Allyson Felix enters her final World Athletics Championships on Friday as the most decorated athlete in the history of the event, with 18 career medals. While her final international race will come in Friday’s 4×400-meter mixed relay, her success has spanned both individual and team events.
The 36-year-old also is the most decorated woman and the most decorated American in Olympic track and field history.
“I’m super-proud of all the stuff that’s happened on the track,” Felix told The Associated Press. “But I think my biggest accomplishments are the things that didn’t necessarily get a medal.”
Felix has been a changemaker both on and off the track. She partnered with Athleta and nonprofit &Mother to provide childcare for athletes at the U.S. championships last month. She also has started her own shoe company, Saysh.
Since turning pro at 17 years old, Felix has grown up in the spotlight, and she has used her prominence to improve the sports world for those that will come after her.

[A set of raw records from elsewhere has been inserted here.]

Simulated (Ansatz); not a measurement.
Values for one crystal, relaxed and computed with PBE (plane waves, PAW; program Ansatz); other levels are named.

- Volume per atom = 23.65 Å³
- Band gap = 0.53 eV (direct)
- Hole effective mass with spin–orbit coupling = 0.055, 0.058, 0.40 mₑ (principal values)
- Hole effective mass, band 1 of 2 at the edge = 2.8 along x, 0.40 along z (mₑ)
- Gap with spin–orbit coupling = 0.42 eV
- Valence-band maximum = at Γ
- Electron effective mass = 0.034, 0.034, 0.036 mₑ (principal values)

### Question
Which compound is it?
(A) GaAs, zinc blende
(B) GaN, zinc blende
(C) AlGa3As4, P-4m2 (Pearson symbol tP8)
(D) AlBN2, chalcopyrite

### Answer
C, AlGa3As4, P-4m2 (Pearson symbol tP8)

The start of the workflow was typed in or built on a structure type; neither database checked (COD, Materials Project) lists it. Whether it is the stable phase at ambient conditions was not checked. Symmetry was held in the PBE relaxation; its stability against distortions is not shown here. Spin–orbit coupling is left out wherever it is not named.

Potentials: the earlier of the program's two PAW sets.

As Felix’s career comes to a close, Just Women’s Sports is looking back on some of her biggest moments.
After turning pro two years prior, Felix won the first of her many world championship titles in Helsinki in 2005. She came from behind to win, outlasting Rachelle Boone-Smith of the United States and Christine Arron of France to take the title in a time of 22.16.
While Felix competed at the 2004 and 2008 Olympic Games, she didn’t win her first individual gold until 2012.
She won the 200m at the London Games with a time of 21.88 to take home the prize. She went on to win gold in the 4×100-meter relay and the 4×400-meter relay at the same Olympics.
Felix knocked off Jamaica’s Shelly-Ann Fraser-Pryce and her fellow American Carmelita Jeter for gold. Veronica Campbell-Brown, who had been aiming to become the first runner to win the 200m three times at the Olympics, finished outside of the top three.
In Tokyo last summer, Felix may not have broken world records, but she did break some others. With a bronze medal in the 400 meters, she set the record for women 35 or older with a time of 49.46. She also tied Carl Lewis for the most Olympic medals in U.S. track and field history.
She later broke Lewis’ record in the 4×400-meter relay, winning gold alongside Sydney McLaughin, Dalilah Muhammad and Athing Mu with a time of 3:16.85.